Limitations of Prior Work: (1) Supervised local learning divides a network into multiple gradient-isolated local blocks, with each block supervised by an independent auxiliary network. While this saves GPU memory (as gradients only propagate within each block), the accuracy is far inferior to E2E training because of the lack of information exchange between blocks. (2) Existing improvements primarily focus on designing better auxiliary network architectures (e.g., DGL) or local loss functions (e.g., InfoPro, PredSim), but they still fail to fundamentally resolve the lack of inter-block communication. (3) The performance gap becomes more pronounced when the network is split into more blocks.

Key Challenge: The parallelism and memory advantages of local learning stem from gradient isolation, yet gradient isolation itself cuts off the inter-block information flow. Each block focuses only on local objectives and may discard globally beneficial information—referred to as the "myopia" problem. A mechanism is needed that can enable inter-block information transfer without disrupting gradient isolation.

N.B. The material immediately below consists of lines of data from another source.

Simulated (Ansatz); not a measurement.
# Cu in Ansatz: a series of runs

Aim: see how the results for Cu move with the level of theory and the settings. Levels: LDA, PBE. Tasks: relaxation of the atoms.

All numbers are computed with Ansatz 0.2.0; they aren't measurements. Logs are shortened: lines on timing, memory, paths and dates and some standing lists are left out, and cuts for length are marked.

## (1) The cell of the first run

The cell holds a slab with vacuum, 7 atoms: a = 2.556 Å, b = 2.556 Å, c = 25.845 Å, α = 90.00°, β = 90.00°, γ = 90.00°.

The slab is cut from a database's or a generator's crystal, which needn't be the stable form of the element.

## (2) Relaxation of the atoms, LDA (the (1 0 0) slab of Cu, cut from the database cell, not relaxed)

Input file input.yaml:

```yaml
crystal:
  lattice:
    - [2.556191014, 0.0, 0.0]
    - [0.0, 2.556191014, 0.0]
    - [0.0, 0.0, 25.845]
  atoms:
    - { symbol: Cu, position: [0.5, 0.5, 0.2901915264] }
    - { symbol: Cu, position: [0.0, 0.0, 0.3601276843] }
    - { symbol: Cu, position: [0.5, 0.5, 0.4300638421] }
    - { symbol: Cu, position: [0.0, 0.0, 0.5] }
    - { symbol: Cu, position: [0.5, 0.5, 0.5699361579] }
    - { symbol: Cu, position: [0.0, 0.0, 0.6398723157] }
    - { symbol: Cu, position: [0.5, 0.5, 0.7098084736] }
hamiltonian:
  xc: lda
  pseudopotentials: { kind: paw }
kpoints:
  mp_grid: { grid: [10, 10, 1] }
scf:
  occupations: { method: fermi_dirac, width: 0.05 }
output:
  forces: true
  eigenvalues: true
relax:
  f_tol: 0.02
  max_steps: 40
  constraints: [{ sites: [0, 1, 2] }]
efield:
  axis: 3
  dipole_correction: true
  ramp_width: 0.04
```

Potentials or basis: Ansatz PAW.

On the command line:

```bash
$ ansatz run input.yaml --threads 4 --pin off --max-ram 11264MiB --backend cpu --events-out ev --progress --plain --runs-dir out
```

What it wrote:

Key Insight: Inspired by the EMA updates in momentum contrastive learning (MoCo), the authors propose to let each auxiliary network not only receive the input of the current block but also incorporate the parameter information of the next block through EMA. EMA provides a "smooth" information transfer mechanism—it requires no gradient flow across block boundaries while allowing the current block to perceive the state of subsequent blocks.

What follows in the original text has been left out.